A "vanilla" end-to-end model is insufficient for safety-critical systems. Waymo's foundation model is end-to-end but is augmented with "structured materialized intermediate representation." This allows for crucial runtime validation, richer training, and closed-loop evaluation necessary for superhuman performance at scale.
Dmitri Dolgov explains that while AI advancements create hype, they primarily speed up progress on the initial, easier parts of a problem. They don't change the "long tail" of complex, rare edge cases, which remains the core challenge in achieving full, superhuman autonomy.
Unlike typical tech development that focuses on capabilities first, Waymo embeds safety as a "non-negotiable foundation" from the start. This means building safety into the model architecture and team mindset, as the approach to achieving 90% performance is fundamentally different from reaching the final "nines" of reliability.

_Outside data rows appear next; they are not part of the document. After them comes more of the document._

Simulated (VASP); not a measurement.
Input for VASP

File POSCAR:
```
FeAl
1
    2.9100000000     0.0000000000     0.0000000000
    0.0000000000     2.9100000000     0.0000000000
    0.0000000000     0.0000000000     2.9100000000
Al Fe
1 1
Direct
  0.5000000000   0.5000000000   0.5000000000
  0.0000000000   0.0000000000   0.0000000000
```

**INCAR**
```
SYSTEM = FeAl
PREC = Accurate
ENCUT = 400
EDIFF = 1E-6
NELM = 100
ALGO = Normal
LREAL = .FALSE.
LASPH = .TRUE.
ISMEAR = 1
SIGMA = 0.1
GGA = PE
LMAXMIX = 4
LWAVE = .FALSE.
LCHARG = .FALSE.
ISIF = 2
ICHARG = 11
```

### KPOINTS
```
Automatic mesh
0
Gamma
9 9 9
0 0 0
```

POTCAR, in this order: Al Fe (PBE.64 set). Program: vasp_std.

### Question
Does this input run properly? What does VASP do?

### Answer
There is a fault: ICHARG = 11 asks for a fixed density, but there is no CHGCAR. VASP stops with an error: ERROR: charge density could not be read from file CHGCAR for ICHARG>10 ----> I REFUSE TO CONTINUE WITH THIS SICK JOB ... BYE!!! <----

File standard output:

In its formative years as a Google project, a dozen-person team made extreme progress by having everyone do everything: writing code, building hardware, calibrating sensors, and testing at night. This "crazy startup" model of universal contribution and rapid learning was key to solving the initial, seemingly impossible challenges.
Waymo achieved exponential growth by changing its core strategy. After years of methodically de-risking technology in a sequential manner, the company transitioned to a model of "rapid parallel global commercialization." This shift is what enabled them to launch in four new cities in a single day, a feat that previously took eight years.
Dolgov shared a story where a Waymo vehicle reacted to a hidden pedestrian. The system's LIDAR captured sparse returns from the person's feet moving under a bus. This sliver of data was enough for the AI to not only detect the person but also predict their future path, demonstrating an emergent, superhuman capability.